In accord with Fourth Circuit practice, the composition of the panel was not disclosed until this morning. The Panel consisted of the Hon. Diana Gribbon Motz (presiding), appointed by President Clinton in 1994, and the Hon. Andre Davis and the Hon. James A. Wynn, Jr., appointed by President Obama. Judge Davis previously served as a federal district court judge in Maryland; Judges Motz and Wynn served on the intermediate courts of appeal in Maryland and North Carolina respectively. All the judges had obviously given the cases a great deal of study and participated actively in the questioning which dominated the arguments.
Liberty University was argued first and the argument focused primarily on the merits of the Commerce Clause issues. Mathew D. Staver, Liberty Counsel, argued for the appellants. Questions during his argument, and to a lesser extent during the government’s, focused on how to draw the line between what the federal government can force a person to do affirmatively versus what it can prohibit a person from doing. Although it is always dangerous to draw conclusions from questions from the Bench, Judge Davis’s questions strongly suggested that he was inclined to view the mandate as a legitimate exercise of Congressional power. Judge Motz seemed troubled by the scope of Congressional power suggested by the government’s position.
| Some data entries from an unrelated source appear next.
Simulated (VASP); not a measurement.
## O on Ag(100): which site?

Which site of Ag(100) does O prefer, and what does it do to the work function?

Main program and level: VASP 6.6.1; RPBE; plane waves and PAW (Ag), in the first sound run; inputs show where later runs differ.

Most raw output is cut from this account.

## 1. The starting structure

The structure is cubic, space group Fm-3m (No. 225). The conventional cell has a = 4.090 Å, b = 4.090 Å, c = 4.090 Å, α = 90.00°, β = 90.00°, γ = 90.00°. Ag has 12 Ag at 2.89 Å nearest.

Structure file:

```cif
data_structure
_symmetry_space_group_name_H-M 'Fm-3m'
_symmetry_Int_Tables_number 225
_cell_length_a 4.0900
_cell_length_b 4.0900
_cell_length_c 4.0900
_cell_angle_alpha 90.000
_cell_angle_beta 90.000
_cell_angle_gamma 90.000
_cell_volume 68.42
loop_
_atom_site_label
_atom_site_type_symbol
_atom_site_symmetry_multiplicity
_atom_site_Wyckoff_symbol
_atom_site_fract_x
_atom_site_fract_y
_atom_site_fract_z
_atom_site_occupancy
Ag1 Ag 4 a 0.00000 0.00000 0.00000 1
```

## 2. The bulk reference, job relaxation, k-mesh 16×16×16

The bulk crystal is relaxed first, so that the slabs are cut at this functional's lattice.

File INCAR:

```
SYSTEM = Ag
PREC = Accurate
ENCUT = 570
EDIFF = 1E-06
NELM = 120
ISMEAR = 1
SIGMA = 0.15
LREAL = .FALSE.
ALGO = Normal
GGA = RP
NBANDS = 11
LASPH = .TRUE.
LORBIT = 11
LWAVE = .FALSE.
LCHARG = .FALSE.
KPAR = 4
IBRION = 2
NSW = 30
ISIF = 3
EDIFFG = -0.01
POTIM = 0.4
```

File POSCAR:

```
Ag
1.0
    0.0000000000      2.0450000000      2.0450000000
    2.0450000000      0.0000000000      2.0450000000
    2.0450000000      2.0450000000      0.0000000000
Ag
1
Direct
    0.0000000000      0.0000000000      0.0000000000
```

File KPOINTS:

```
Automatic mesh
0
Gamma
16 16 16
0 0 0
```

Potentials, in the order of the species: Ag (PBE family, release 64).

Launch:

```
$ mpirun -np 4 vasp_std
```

In contrast to Liberty University, the Virginia v. Sibelius oral argument focused on whether the Commonwealth of Virginia had standing to sue the federal government to invalidate the individual mandate. The Commonwealth brought suit based on a statute passed by the Virginia legislature to the effect that no citizen of the Commonwealth could be required to purchase health insurance. The court seemed concerned both with the circumstances under which a state may sue the federal government generally and with whether in this case the Commonwealth had attempted to “manufacture” standing by deliberately putting its own statute in conflict with a federal law for the purpose of filing a lawsuit.
Oral argument on the constitutionality of the ACA will be heard in the Sixth Circuit on June 1 and in the Eleventh Circuit on June 8, 2011. The panel in the Sixth Circuit has already been announced. It will consist of Circuit Judges Boyce F. Martin, Jr. and Jeffrey S. Sutton, and United States District Judge James L. Graham (Southern District of Ohio), sitting by designation. Judge Martin is the most senior active judge on the circuit; he was appointed by President Carter in 1979. Judge Sutton was appointed by President George W. Bush and was once a law clerk to Justice Scalia; he has served on the circuit since 2003. Judge Graham was appointed by President Reagan in 1986; he took senior status in 2004.